The Essay: Green and peasant land

We watch the same TV shows as the Americans, drive the same cars as the Japanese, but when it comes to eating, we yearn for authenticity. Why? Ben Rogers opens our special issue by examining the changing face of British food. Illustrations by Toby Morison

A new word has entered the political vocabulary in the last decade - "globalisation". It has become the accepted shorthand term for the way local and national practices are being wiped out by the onward march of all things modern.

Paul Smith is as big in Tokyo as he is in London; American and Chinese children are brought up on a similar diet of Nintendo and MTV; it costs as much to e-mail Cape Town as Clapham; a downturn in the Japanese economy leads to job losses in Galashiels. We live in an incredibly shrinking world.

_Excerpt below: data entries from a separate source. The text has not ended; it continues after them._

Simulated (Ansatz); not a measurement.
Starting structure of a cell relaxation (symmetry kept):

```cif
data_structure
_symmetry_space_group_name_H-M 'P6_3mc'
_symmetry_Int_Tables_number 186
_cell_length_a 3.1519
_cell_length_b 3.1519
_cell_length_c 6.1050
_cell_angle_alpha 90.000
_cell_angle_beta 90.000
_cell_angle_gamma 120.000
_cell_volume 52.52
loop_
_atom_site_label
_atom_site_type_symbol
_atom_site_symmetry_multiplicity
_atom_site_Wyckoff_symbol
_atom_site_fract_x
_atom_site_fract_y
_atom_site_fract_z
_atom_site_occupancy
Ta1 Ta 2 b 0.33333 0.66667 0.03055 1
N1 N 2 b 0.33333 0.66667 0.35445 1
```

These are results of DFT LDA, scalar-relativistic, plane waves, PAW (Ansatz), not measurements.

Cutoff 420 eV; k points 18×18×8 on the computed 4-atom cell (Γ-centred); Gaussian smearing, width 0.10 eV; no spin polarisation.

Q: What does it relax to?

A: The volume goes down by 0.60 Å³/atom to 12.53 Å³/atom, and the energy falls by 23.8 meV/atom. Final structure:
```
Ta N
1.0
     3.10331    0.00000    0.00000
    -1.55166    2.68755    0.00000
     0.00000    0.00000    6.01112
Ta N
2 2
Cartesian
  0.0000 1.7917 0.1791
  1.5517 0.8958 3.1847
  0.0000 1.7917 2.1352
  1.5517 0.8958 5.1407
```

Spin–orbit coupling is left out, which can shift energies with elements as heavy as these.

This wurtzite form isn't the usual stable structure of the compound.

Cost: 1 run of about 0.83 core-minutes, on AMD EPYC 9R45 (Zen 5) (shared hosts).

At first sight, nothing seems to provide a better illustration of this process than the way we eat. It takes 10 minutes to walk from my house to the nearest supermarket. Doing so I pass two Chinese restaurants, one Indian, one Thai, one Japanese, two pizzerias, an Italian trattoria and George and Niki's Golden Grill ("Traditional English Food"). In the supermarket itself, past the sugar-snaps from Zambia, the strawberries from Portugal and the blueberries from America, the ready-made meals section offers a choice between shepherd's pie, duck confit, lasagne, spring rolls and prawn masala and rice. Waiting at the check-out, I pick up the supermarket magazine; it offers recipes for Irish stew, Indian paratha, and Asian stir-fry noodles. Traditionalists, foodies and aesthetes may wring their hands, but this is the way we eat now.

You'll have noticed, though, that I said "at first sight". This is because close-up, the globalisation theory reveals serious flaws when it comes to food. In fact, if the expedition just described shows anything, it is that this diversity of cuisines represents the opposite of a homogenised, hi-tech culinary culture.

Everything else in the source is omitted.